Keeping house at the University required ingenuity. A waffle iron, a gas can, and a hot plate had to provide such home cooking as the clever chef could devise. Wives did the cooking, shopping, cleaning, and typing, and about a third of them worked in town as researchers, teachers, shop clerks, secretaries, or nurses. They sat in on courses at the University when the instructors gave permission. (Pike and Donnelly published a list of courses that departments had given blanket permission for women to audit.) Many instructors got used to the new faces in their classrooms and even found a new source of vanity in comparing how many “voluntary listeners” they could draw. “One department came up with the idea that wives could not be permitted to attend one of their lectures,” Pike and Donnelly wrote, “for the lecturer was too young and handsome.” 

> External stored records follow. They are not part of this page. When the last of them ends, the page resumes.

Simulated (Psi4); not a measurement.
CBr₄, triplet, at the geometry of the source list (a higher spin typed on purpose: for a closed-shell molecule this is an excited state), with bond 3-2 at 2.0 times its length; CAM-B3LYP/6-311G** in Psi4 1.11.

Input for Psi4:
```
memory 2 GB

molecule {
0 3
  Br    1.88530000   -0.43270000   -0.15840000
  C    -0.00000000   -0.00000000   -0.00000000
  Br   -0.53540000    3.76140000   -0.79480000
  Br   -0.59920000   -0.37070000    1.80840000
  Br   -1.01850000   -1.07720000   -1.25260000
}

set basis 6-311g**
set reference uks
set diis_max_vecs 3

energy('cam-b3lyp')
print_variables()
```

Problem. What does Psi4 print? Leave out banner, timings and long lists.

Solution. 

Graduates of Middlebury (Pike) and Wheaton College (Donnelly), the reporters were wry, sly, good-humored observers of domestic life in the dormitories. In time, they wrote, men became almost inured to seeing women on campus paths. Their spouses, James Donnelly ’43 and Otis Pike ’43 (who became a New York congressman), were veterans of the Army Air Corps and the Marine Air Corps, respectively. 

“In closing,” the women wrote in one column, “we would like to reassure the Sons of Princeton ... that the womanhood on Tiger territory will be removed as soon as we can tutor our husbands through, but in the meantime, that womanhood will go on having a mighty good time.”